The other day I was looking to read an Arrow buffer on GPU using Python, but as far as I could tell, none of the provided pyarrow packages on conda or pip are built with CUDA support. Like many of the packages in the compiled-C-wrapped-by-Python ecosystem, Apache Arrow is thoroughly documented, but the number of permutations of how you could choose to build pyarrow with CUDA support quickly becomes overwhelming.
In this post, I’ll show how to build pyarrow with CUDA support on Ubuntu using Docker and virtualenv. These directions are approximately the same as the official Apache Arrow docs, just that I explain them step-by-step and show only the single build toolchain I used.

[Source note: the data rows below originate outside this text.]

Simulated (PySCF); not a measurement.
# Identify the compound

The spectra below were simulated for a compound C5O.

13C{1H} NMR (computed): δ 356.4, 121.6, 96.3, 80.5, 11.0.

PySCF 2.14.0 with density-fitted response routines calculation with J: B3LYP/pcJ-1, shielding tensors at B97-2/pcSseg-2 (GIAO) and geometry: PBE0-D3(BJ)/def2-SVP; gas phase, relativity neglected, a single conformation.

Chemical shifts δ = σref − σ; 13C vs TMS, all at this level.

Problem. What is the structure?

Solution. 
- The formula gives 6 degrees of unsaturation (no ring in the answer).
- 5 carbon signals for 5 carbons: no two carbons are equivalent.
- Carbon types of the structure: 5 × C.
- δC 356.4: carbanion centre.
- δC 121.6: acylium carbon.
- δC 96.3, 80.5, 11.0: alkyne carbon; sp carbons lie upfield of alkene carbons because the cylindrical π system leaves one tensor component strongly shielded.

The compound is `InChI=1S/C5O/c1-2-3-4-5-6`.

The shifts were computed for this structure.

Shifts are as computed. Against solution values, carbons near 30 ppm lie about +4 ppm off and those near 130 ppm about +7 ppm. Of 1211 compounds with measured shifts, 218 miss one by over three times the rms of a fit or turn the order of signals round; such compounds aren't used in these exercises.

Step 1: Docker with GPU support
Even though I use Ubuntu 18.04 LTS on a workstation with an NVIDIA GPU, whenever I undertake a project like this, I like to use a Docker container to keep everything isolated. The last thing you want to do is to debug environment errors, changing dependencies for one project and breaking something else. Thankfully, NVIDIA Docker developer images are available via DockerHub:
docker run -it --gpus=all --rm nvidia/cuda:10.1-devel-ubuntu18.04 bash
Here, the -it
flag puts us inside the container at a bash prompt, --gpus=all
allows the Docker container to access my workstation’s GPUs and --rm
deletes the container after we’re done to save space.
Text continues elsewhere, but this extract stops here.